In their quest to reach December’s Big Ten championship game in Indianapolis, the No. 6 Wisconsin Badgers will travel down to West Lafayette to face the Purdue Boilermakers on Saturday.
Wisconsin (8-2, 5-2) is riding high off of its four-game winning streak, while Purdue (3-7, 1-6) is slumping without a permanent head coach into its final two games of the regular season.
Despite the apparent one-sided game many predict, the Boilermakers do have a potent offense through their passing game that’s among the top 20 in the nation.

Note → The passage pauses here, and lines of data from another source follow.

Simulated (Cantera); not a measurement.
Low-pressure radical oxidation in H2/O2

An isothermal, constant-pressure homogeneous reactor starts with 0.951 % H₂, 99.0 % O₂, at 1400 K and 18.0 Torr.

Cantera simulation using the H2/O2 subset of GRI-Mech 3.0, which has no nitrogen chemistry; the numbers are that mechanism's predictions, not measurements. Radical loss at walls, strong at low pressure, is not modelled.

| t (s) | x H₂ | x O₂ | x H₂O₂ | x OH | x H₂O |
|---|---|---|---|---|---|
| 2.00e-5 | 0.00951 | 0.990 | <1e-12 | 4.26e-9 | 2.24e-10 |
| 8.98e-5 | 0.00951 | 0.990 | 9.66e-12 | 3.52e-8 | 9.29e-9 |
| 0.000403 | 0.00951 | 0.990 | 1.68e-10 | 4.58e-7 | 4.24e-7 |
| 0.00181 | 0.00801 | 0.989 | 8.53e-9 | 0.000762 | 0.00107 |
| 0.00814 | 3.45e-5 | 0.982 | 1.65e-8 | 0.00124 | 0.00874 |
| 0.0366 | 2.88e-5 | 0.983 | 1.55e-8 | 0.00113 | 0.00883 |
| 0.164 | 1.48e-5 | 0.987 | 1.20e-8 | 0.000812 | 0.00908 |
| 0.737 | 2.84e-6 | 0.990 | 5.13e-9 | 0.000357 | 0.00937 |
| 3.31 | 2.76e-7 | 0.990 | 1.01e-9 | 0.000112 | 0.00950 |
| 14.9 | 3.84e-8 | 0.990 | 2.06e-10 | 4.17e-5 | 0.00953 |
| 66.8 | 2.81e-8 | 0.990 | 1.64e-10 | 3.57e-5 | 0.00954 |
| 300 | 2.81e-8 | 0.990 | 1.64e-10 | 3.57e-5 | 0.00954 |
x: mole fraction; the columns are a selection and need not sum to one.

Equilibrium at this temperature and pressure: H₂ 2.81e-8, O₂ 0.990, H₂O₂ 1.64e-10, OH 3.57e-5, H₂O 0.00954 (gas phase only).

Defensively, however, they’re among the worst in both the conference and FBS in total defense and scoring defense, allowing 466.9 yards per game (113th in the nation) and 38.4 points per game (119th), respectively.
The keys to Saturday’s contest:
Contain Purdue’s passing game
For all that is wrong with the Boilermakers at the moment, their one bright spot comes in the passing game. They lead the Big Ten in that category, averaging 309.2 yards per game. That’s also good for 18th in the FBS.
Sophomore quarterback David Blough is second in the conference in touchdown passes (21) and averages over 292 yards per game through the air himself.
“Good at extending plays with his feet,” safety D’Cota Dixon said of Blough. “He has a very strong arm as well—I’ve seen him avoid a couple of pass rushers, just stop and throw it for 60 [yards]. You got to play true technique and play smart football with these guys.”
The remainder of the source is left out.